This article appeared in the 31 Aug 1999 edition of The Asian Wall Street Journal.

Defense for journalist adds "inappropriate relations"

KUALA LUMPUR - A Malaysian lawyer who represents businessman Tan Sri Vincent Tan Chee Yioun helped write a court decision for a judge and "cultivated inappropriately close relations" with Malaysia's chief justice, a document submitted to the Kuala Lumpur High Court alleges. The document is the proposed amended defense for an Asian Wall Street Journal reporter sued for defamation by two companies controlled by Tan Sri Tan. It alleges that the lawyer, Dato and V.K. Lingam, placed the chief justice, Tun Eusoff Chin, in Dato Lingam's debt "notoriously." The defense document says the families of Dato Lingam and the chief justice went on a New Zealand holiday together in 1994.

In an "affidavit in reply" submitted to the court, the executive director of the two companies that filed the suit asked the court to dismiss the application to file an amended defense, which it described as "incurably defective."

In the High Court on Monday, Judge R.K. Nathan set a hearing on the application to amend reporter Raphael Pura's defense for Wednesday. Also, the judge rejected an application by Mr. Pura's lawyers for the judge to recuse himself from hearing the trial, which is scheduled to begin Monday. The defense lawyers contended the judge shouldn't hear the case because he had expressed opinions in another legal suit arising from the same magazine article that led to the suit against Mr. Pura.

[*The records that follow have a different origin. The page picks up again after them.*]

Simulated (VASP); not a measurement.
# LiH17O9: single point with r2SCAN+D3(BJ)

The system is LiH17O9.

In an Aug. 18 submission, the defense said there was a "real likelihood that a fair trial of the present action" couldn't be attained before the judge. But Judge Nathan said Monday there was "absolutely no need" to recuse himself, as the previous case has "nothing to do" with the suit against Mr. Pura.

Judge's ruling written by attorney VK Lingam In July 1996, Insas Bhd. and Megapoli tan Nominees Sdn. Bhd. filed in Kuala Lumpur High Court a suit accusing Mr. Pura of defamation of Tan Sri Tan based on comments attributed to the reporter contained in an article published by International Commercial Litigation Magazine in London in November 1995. They seek damages of 40 million ringgit ($10.5 million). In his defense against the charges, filed in September 1996, Mr. Pura stated he never made the comments that the British magazine attributed to him.

In the proposed amended defense, filed with the High Court last week, Mr. Pura's lawyers said he continues to deny saying what he is quoted as saying. It also says that if the words quoted in the magazine "in their natural and ordinary meaning mean that the reputation of Malaysia's justice system is falling and that the plaintiffs have been identified as contributing to that together with their lawyer . . . then the said words are true in substance and in fact."

The proposed amended defense discusses a libel proceeding brought by Tan Sri Tan, against M.G.G. Pillai, in which High Court Judge Dato Moktar Sidin awarded Tan Sri Tan 10 million ringgit. The document alleges that the 1994 judgment was "written in part by the plaintiff's counsel, Dato V.K. Lingam, and initially typed by the said Dato V.K. Lingam's secretaries, viz. one Jayanthi and Sumanthi." Further, the document claimed, the judgment was "corrected by the said Dato V.K. Lingam and the final draft dispatched" to the judge "on floppy disk." According to the document, the lawyer placed Chief Justice Tun Eusoff Chin in his debt by getting their families to holiday together in New Zealand. The holiday involved flights together to luxury resorts in Queenstown and Christchurch, the document alleged, where Dato V.K. Lingam and the chief justice "posed for pictures with their arms around each other and with each other's families." The document said the defense will make copies of the photographs "available on further discovery."

Plaintiff's attorneys unhappy ... In an affidavit to the court Aug. 28, Wong Gian Kui, the executive director of Insas and Megapolitan, criticizes the proposed amended defense on various grounds. The affidavit questions the submission of the proposal three years after Mr. Pura's original defense was submitted to the High Court, saying the "inordinate delay" in making the application has caused "serious detriment" to the companies that filed suit against Mr. Pura. It dismisses a statement by Mr. Pura's lawyers that the delay is attributable to the need to make comparisons and confirmation of the copies of documents to original documents. "A defendant does not take more than three years just to compare and confirm documents," the affidavit says. Mr. Wong's affadivit contends that the proposed amended defense was filed "for the sole purpose of adjourning the already fixed trial date and to cause grave injustice and prejudice to the plaintiffs."

It says the lawyers for Insas and Megapolitan, during a hearing at the High Court, will demonstrate that the proposed amendments to the defense "in fact leads to new issues being raised by the defendant."